Essar Steel India Ltd, backed by the billionaire Ruia brothers, is seeking to restructure part of its about Rs.38,000 crore ($5.9 billion) in debt, people with knowledge of the matter said.
Essar Steel is asking creditors to extend the tenor of some loans and grant a moratorium on interest payments for a certain period, they said, asking not to be identified as the matter is private. HDFC Bank Ltd classified its loan to the company as bad in the quarter to March and decided against extending new credit to the alloy maker, they said.
The Indian steel industry has been battling record imports, forcing producers to cut prices. State Bank of India, ICICI Bank Ltd, Axis Bank Ltd and HDFC Bank are part of a consortium that had lent to Essar Steel, the people said.

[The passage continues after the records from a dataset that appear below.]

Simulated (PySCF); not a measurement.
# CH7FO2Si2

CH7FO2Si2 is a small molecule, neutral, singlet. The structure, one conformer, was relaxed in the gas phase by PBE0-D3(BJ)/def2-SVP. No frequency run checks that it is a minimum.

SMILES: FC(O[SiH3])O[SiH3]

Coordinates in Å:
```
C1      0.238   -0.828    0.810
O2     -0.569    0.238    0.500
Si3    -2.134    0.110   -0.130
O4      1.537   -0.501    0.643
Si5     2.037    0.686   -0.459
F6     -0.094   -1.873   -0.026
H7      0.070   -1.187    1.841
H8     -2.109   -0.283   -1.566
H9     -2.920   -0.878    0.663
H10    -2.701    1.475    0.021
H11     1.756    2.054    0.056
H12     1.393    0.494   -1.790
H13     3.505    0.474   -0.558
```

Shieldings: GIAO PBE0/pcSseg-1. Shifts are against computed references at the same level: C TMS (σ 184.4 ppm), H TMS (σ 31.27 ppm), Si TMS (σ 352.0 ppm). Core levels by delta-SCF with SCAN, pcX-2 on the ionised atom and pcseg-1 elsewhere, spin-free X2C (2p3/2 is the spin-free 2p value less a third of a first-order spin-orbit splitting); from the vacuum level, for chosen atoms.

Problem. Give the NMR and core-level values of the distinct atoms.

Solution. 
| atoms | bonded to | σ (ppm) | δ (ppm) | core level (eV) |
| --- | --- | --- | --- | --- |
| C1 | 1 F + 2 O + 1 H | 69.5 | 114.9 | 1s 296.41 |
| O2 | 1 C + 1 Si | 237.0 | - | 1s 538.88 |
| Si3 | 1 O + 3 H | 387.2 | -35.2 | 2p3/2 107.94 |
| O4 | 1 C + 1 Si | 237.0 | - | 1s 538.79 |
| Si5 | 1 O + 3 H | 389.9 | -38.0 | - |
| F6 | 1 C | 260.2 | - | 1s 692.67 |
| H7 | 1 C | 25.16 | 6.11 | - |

Essar Steel has initiated the process of converting its rupee project loan of about Rs.9,000 crore out of a total term debt of Rs.30,000 crore under the Reserve Bank of India’s so-called 5:25 guidelines, the company said in an e-mailed response.
“We would like to reiterate there’s no restructuring of loans,” Essar said.
India’s central bank started its 5:25 program last year that allows for “flexible structuring” of debt owed by infrastructure and industrial companies. It allows banks to lend for as long as 25 years, which could be refinanced every five to seven years.
New borrowing
Essar Steel is also seeking about Rs.4,000 crore in additional loans, the people said. The amount is for working capital and has been approved by the consortium, Essar said in its e-mail response.
HDFC Bank last quarter sold the bulk of its Essar Steel loans to Edelweiss Asset Reconstruction Co., one of the people said. The steelmaker still has some dollar-denominated loan outstanding, that has also turned bad, with HDFC Bank, the person said.
“They have sold down the rupee loan, including the working capital loan and informed us subsequently,” Essar said in its statement.
HDFC Bank, Edelweiss and Axis Bank declined to comment, while ICICI Bank and State Bank didn’t immediately respond to a request seeking comments.
Essar Steel had for the first time restructured its loans in 2003 and extended the term of the loans, reduced interest charges and converted loans into equity, helping cut liabilities by 20% to Rs.4,300 crore, according to an exchange filing.